Take Indian Railways. Last year, it set a target of providing Wi-Fi at 400 railway stations. Telecom operator MTS India has rolled out Wi-Fi hotspots in six stations where each traveller can use Internet for 30 minutes a day free of charge. MTS is bearing the entire cost. "The idea is not to look for returns. We want people in high-traffic areas to experience our services. This is like FMCG companies giving free samples," says Ashwani Khillan, CTO, MTS India.

For smaller projects, Indian operators have to take a different approach, says Sanjeev Sarin, founder of Ozone Networks, a Wi-Fi service provider. For instance, in the US, McDonald's, Starbucks and Subway pay operators for Wi-Fi services on their premises. In India, the entire investment - hardware, broadband connection and maintenance - is done by the service provider.


While a Wi-Fi hotspot costs over Rs 35 lakh, covering the entire city may cost Rs 300 crore

Ozone, which also runs a free Wi-Fi service at Mumbai airport, says consumers can access free Internet up to a certain speed, 512 kbps, and have to buy packs for higher speeds. "There is no such thing as a free lunch. We have to find a way to make money," he says.

Experts say the Delhi government has realised that the free model is not sustainable over the long term. While a Wi-Fi hotspot at a metro station would cost over Rs 35 lakh, covering the entire city might cost around Rs 300 crore. The government has two options. Either it spends from its own pocket or asks a service provider to invest. The earlier option will put a burden on the exchequer. There will be recurring costs as well.

Unless there's a strong business model, no private operator will make such a big investment. Global examples of free Wi-Fi in entire cities are limited. Seoul, Paris, Taipei and Helsinki have been offering it for a couple of years but London and New York don't have city-wide free public Wi-Fi networks.

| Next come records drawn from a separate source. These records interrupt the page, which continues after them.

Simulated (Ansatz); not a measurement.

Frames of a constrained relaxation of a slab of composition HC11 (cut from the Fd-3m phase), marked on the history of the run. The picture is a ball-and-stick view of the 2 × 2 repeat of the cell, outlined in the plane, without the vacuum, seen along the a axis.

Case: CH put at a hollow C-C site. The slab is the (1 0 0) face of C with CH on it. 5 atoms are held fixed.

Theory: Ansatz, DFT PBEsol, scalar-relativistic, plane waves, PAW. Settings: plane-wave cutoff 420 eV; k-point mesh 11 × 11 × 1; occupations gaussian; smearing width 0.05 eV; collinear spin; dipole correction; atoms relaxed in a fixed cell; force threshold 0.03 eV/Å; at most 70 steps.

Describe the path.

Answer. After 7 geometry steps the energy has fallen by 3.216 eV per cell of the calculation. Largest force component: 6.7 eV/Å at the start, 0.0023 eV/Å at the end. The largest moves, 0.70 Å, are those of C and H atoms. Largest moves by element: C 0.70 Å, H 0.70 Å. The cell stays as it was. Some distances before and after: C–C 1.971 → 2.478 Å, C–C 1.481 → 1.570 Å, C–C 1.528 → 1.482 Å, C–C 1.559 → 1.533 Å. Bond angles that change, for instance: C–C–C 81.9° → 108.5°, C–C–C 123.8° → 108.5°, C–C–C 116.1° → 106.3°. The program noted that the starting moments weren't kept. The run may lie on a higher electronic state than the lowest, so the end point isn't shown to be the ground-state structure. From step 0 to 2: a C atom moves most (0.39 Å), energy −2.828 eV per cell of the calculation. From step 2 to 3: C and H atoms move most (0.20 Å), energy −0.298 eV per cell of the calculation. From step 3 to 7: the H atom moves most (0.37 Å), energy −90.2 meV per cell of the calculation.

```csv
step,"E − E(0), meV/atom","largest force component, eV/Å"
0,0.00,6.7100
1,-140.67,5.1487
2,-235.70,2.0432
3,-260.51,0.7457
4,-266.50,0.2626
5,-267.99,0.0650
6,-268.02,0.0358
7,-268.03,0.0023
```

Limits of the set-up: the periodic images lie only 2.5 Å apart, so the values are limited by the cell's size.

There are ways to monetise networks spread over entire cities. For instance, in Delhi, the private company offering free Wi-Fi can be allowed to provide broadband services at homes for making money. It can also charge private utilities or government agencies for using their bandwidth.

With mobile networks congested and people demanding higher browsing speeds, Wi-Fi networks are a way forward. Their future depends upon how companies and governments get the economics right.